Polakow-Suransky writes that "Israel's government did its utmost to prevent me from getting" his research into the little-reported alliance.

But eventually, South African defense officials gave him access to previously secret documents "due in no small measure to the fact that the people whose records I sought are no longer in power in Pretoria."

The book is published by Random House in the United States.

Israel is widely believed to be the only nuclear power in the Middle East, with around 200 warheads, but has maintained a policy of deliberate ambiguity about its capabilities since the mid-60s.

In September 1979 the two countries allegedly carried out a secret nuclear test an offshore platform in the southern Indian Ocean.

The revelation came to light in another declassified document which was released in Washington in 2006 at the request of the security studies centre at Georgetown University.

The document, which was prepared for the White House, said Israel and South Africa were cooperating on military issues, including nuclear research.

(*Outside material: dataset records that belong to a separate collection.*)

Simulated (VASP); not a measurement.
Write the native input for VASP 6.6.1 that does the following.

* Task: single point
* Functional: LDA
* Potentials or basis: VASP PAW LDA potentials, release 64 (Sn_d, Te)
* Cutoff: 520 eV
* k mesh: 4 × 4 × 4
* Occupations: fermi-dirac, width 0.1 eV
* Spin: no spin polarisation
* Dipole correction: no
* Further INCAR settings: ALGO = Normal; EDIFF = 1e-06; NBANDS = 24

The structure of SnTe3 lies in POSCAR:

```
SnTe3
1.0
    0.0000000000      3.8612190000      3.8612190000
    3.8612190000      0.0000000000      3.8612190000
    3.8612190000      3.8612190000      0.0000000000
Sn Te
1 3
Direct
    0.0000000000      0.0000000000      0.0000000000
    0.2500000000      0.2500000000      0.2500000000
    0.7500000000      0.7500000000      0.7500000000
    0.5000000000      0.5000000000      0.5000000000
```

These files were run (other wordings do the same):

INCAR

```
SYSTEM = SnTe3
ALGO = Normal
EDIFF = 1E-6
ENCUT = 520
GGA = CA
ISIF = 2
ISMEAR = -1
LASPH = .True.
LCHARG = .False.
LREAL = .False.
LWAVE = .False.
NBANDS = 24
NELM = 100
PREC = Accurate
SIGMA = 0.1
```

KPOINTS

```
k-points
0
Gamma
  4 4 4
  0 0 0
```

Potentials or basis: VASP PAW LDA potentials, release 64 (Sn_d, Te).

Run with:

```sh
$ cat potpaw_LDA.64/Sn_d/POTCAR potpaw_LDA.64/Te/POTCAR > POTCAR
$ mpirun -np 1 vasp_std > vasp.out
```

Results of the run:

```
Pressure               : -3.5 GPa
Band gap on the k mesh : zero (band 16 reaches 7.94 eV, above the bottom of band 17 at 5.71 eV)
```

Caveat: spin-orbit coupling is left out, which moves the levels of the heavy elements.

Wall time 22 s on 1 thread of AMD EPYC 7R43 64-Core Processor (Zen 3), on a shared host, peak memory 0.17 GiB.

"The Unspoken Alliance" reports a "smoking gun" on Israeli-South African military ties as late as May 1989 when Soviet and CIA satellites noticed what seemed to be a Jericho 2 rocket launch off the southern coast of South Africa.

"It confirmed that Israel was still cooperating with Pretoria two years after pledging to halt military ties," the book says.

South Africa eventually dismantled its nuclear weapons programme under UN supervision.